At the end of last year, I discussed something about how to automatically
decide the checkpoint interval with Oystein and Mike. Now, I am trying to
implement it. As what we discussed before, I write an outline of what I am
going to do.
1. Let the users to set a certain acceptable recovery time
that Derby should try to satisfy.(We will give an appropriate
default value).
2. During initilization of Derby, we run some measurement that
determines the performance of the system and maps the
recovery time into some X megabytes of log.
3. establish a dirty page list in wich dirty pages are sorted in ascending
order of the time when they were firt updated. When one dirty page
is flushed out to disk, it will be released from the link.(this step
needs
further discussion,whether we need to establish such a list)

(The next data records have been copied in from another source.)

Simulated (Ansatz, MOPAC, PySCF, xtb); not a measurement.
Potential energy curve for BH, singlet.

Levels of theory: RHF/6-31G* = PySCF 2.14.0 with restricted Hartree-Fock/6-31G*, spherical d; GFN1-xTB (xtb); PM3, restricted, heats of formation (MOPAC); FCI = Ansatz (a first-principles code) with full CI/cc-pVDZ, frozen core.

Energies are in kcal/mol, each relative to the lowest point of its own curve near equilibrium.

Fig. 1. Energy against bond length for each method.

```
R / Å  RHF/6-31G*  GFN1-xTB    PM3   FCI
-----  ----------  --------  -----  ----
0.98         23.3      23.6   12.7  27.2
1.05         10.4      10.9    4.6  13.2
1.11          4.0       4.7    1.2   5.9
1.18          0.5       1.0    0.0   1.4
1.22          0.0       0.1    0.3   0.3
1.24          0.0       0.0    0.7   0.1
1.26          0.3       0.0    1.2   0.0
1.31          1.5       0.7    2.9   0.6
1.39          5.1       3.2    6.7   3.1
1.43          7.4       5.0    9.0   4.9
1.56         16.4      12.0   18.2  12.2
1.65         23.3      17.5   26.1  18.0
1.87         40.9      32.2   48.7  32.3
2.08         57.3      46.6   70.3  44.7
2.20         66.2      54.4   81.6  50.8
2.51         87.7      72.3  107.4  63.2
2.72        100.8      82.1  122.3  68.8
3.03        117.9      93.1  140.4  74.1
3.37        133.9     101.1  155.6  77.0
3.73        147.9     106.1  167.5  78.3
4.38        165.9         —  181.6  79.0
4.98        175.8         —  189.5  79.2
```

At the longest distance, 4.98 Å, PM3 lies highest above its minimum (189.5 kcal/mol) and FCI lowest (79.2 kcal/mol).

4. A checkpoint is made and controled in combined consideration of
-the acceptable log length which we get in step 2
-the current IO performance
5. We do increamental checkpoint.That means:
From the beginning of the dirty page list established in step 3,(the
earliest updated dirty page), to the end of the list (the latest
updated
dirty page), we do checkpoint. If data reads or a log writes (if log
in
default location) start to have longer response times then a
appropriate
value,we pause the checkpoint process and update the log control file
to let
derby know where we are.When the data reads or log writes time return
to
acceptable value, we continue to do checkpoint.
This is just an outline. I would like to discuss details about them with
everyone
later.If anyone has any suggestion, please let me know.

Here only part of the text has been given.